FROM THE EXECUTIVE DIRECTOR
Don’t like Wikipedia? Change it
For better or for worse, Wikipedia has become a standard source of information on the web. Google a topic and chances are good that a Wikipedia entry will show up high on the list of results. Try it for yourself. Google psychology and the first result will be to the Wikipedia entry for psychology. Google American Psychological Association and the sixth result will be to a Wikipedia entry (the first five results will be to APA web pages).
As scholars, we know that the material contained in Wikipedia entries is not always of the highest quality. K-12 students are admonished not to rely on Wikipedia entries for their school work. Indeed, we all know better than to rely on Wikipedia entries as authoritative sources of information. Yet, there it is – so easy to find, so ubiquitous in Google searches, and so seemingly helpful when we are in a bind to learn something quickly.

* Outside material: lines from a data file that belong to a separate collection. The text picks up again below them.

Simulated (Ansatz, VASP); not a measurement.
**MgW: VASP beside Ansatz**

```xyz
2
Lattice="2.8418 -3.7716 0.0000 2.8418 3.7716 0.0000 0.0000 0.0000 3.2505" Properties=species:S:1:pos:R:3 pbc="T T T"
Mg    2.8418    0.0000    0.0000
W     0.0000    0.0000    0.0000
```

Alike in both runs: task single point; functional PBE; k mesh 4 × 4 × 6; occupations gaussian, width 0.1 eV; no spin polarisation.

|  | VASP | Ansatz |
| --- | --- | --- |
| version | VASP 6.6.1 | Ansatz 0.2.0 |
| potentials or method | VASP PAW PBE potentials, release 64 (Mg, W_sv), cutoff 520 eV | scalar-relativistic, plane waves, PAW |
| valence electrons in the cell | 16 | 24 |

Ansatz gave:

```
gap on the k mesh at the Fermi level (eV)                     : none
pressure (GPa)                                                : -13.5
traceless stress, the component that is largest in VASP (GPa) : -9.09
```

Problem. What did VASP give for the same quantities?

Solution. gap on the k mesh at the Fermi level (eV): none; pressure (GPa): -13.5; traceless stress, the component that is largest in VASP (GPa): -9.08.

In principle, Wikipedia entries should be helpful and reliable. All it takes is a community of people who have information and are willing to share it, edit it, correct it, and help evolve it towards something meaningful. It is all so open, accessible, and democratic.
The problem with Wikipedia is that too few of us bother to contribute. We can ignore it, and insist that its content is notoriously unreliable. But there it is, and it gets used. It gets used a lot. For the average googler, Wikipedia has replaced the Encyclopedia Britannica or the World Book as the first authoritative source of general information. We ignore it at our own peril.
I was once one of them – those people who publicly decry the use of Wikipedia as a legitimate reference, but who secretly sneak peaks at what Wikipedia has to say.
It was last month’s Science Leadership Conference that changed me. As described elsewhere in this issue of Psychological Science Agenda, conference participants spent much of their time brainstorming ways of promoting psychology as a STEM discipline. One of the suggestions was a Wiki Editing Project – the idea that we take ownership of the content found in Wikipedia, and correct it, when appropriate, to reflect our knowledge of what scientific psychology is really all about.
I really like this idea. It is simple and proactive. It takes full advantage of the philosophy of Wikipedia – if you have knowledge to impart, do it.
I got curious, and googled the term STEM fields. Sure enough, a Wikipedia entry was first on the list. And not surprising, psychology was not listed among the many examples of STEM fields (interestingly, psychophysics was listed, but not psychology). So I took the five minutes needed to update the entry. Now psychology is listed among those fields in the Wikipedia entry. And if anyone else tries to change that, I’ll get an email letting me know. It was a small act, but very empowering.
I looked into this idea of taking charge of Wikipedia content. It turns out that others have had the same idea. The Wikimedia Foundation is running a pilot project – the Public Policy Initiative – to put college students to work improving the content of Wikipedia articles relating to public policy.
This is brilliant. Imagine if every college student in every college class in every college subject took responsibility to make just a single correction or entry to Wikipedia. It would not take long for the effects to be seen.
Perhaps similar projects are already underway. If you know of any, please take the time to let me know. The APA Science Directorate will be happy to spread the word.